Mr. Turner added that in Europe he would favor a pan-European approach over investing in country-specific private equity funds. "There are emerging opportunities there, but again that goes back to the manager," he said. "We feel uncomfortable with individual countries."
The fund is in the early stages of looking at three or four deals in Japan and Asia, he said.
General Motors Investment Management Corp. has no specific allocation to international private equity and invests opportunistically, said Charles Froland, a managing director for New York-based GMIMCo, which oversees the $80 billion defined benefit plan of General Motors Corp.
'In the discovery stage'
GMIMCo invested close to $1.25 billion last year in private equity and now has about $6 billion in commitments. Fifty-five percent is in buyouts; 10% is in direct investments; 18% is invested internationally; and 17% is in venture capital.
GMIMCo so far this year has invested in a distressed debt fund in northern Asia, said Mr. Froland, who declined to name the fund or the amount invested.
He said GMIMCo is "still in the discovery stage" with other deals, which range between $100 million and $150 million or lower.
"Rule of law is a key," he said. GMIMCo also looks for local and seasoned managerial talent when investing in private equity deals overseas.
If a pension fund is going global with private equity, beware, said Serge Desjardins, director of investments for the Caisse de Depot et Placement du Quebec in Montreal.
Good or bad infrastructure of a country can play a large part in a the success of an overseas deal. "Developing economies need roads, bridges and power," he said. And at home, the Caisse this year invested Canadian $250 million (U.S.$172 million) in the privatization of Highway 407 in Toronto.
Putting money to work
Pension funds and endowments also must be prepared to make significant bets to private equity. If a pension fund has "only 1% (of assets) in private equity, it doesn't make sense," said Ad J.C. van den Ouweland, senior investment manager, equity investments, with the $50 billion Pensioenfonds PGGM in Zeist, Netherlands. "It makes sense to put money to work."
PGGM has a target allocation of 6.5% to private equity, most of it outside of the Netherlands. It has committed 5% of assets, and 2% of its assets are invested.

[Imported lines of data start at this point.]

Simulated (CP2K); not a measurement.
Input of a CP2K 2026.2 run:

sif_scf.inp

In 1994, PGGM took its "first step in Asia," he said. The deal "was one of the most challenging we ever made."
Institutional investors need to watch the difference in "valuation guidelines" among the United States, Europe and Asia, he said.
Another challenge is the "lack of liquidity and price information."
Institutional investors also must contend with "a lack of historic data" of partnerships and funds of funds.
In the United States, data date back to the 1960s, but such information is just now coming out of Europe.
Mr. van den Ouweland said PGGM will add "a few names to its portfolio" in 1999 and 2000, with the average commitment being $100 million.
Institutional investors also are watching Japan as the next potentially booming private equity market, the panel said.
Japan historically has closed its doors to foreign managers and investors looking to lead private equity deals. But that might be changing.